Performance of multiple database connection query

abhinav.gargafgonlin · January 1, 2008, 8:36pm

Hello,

I have tried running a query using Toad for DA’s multiple database connection feature for the first time. I’ve got two data sources, a local Access database and an Oracle database. I’m running a query using a simple inner join on two tables based on row ID.

There are only about 100 rows in the Access table, but the Oracle database table I’m joining to has about a million rows.

The performance of the query is VERY slow. It is hogging a lot of memory on my computer. For such a simple query I would normally have expected a near-instantaneous result. I am guessing that it is trying to load both database tables into the local computer’s memory - is there any way to tweak the performance of such queries?

Debbie_Peabody · January 2, 2008, 2:12pm

There is no surprise that this query is slow. The query is retrieving and joining data from two completely different database types. Retrieval time will not be the same comparing the execution time of querying the one Oracle table. The fact that you are able to do the query is the benefit here. If it is something you need to do often, you may consider automating this query so it is run in off-hours and the result set ready for you when you come into the office.

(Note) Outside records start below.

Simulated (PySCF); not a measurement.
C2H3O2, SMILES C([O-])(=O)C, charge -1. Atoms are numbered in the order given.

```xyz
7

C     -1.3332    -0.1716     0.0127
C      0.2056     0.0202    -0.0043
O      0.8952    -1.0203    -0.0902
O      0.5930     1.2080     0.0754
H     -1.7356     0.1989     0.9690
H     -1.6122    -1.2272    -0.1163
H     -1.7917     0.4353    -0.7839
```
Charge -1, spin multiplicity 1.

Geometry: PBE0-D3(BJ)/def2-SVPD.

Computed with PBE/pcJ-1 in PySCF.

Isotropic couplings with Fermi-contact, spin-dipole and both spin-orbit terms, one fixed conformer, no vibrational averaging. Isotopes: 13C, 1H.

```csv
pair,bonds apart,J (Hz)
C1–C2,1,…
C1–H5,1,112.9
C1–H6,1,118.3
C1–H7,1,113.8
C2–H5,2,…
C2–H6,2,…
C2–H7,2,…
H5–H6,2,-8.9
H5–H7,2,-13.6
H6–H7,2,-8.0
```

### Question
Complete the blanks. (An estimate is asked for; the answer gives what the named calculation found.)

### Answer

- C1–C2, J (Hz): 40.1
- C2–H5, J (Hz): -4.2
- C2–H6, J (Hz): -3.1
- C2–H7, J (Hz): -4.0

We are continuing to research improvements to cross-platform query execution, but for now it is substantially slower than single database execution. Other solutions to this would be to bring the data from Oracle locally into Access or visa-versa, Access table into Oracle.

jacquesrk · January 2, 2008, 2:18pm

Another question on your query - is the column you are joining on an indexed column in the Oracle table? You say you are joining on “row ID” - is that the name of one of the columns in the Oracle and Access table?

MissM · January 11, 2008, 5:02am

Hey!

I also have encounterd similar problem. I run a query from, let say, connection1 via dblink on database that is on connection2. I got the resoults quite fast - like couple of mins. Then I wanted to create a table with resoults of a query in database on connection1 and it took about 2 hrs!
The main reason for creating new table was to keep original data types. When I exported resoults of a query, all data types were VARCHAR2, and I wanted to keep original data types. So, this seemed the easiest way - to create a table. It wasn’t big table - aprox. 65000 rows.
Is there a way to speed things up a bit ? Or some other work-around?

M

jacquesrk · January 11, 2008, 12:45pm

Hello, I am assuming that your situation is something like this:

connect to DB1

run a query that uses a table in DB! and a table in DB@, something like
SELECT * FROM TABLE1 T1, TABLE2@DB2 T2 WHERE T1.COL1 = T2.COL2 ;

And then, using the results of this query, you were tryijng to create a table in DB1. How did you do this? Was it using CREATE TABLE … AS SELECT in the Editor window of Toad for Data Analysis? Or using some other method?

MissM · January 12, 2008, 11:04am

Hello,

this was the situation: connected on connection1 I did something like:

create table tableD1 as
select …

from table1@connection2 t1,
table2@connection2 t2,
table3@connection2 t3
where t1.col1_id=t2.col1_id
and t2.col1_id=t3.col1_id

I was creating table on connection1, but I was selecting data only from tables on connection2.
If I run only a query, it was done rather quick, but creating table took very long time.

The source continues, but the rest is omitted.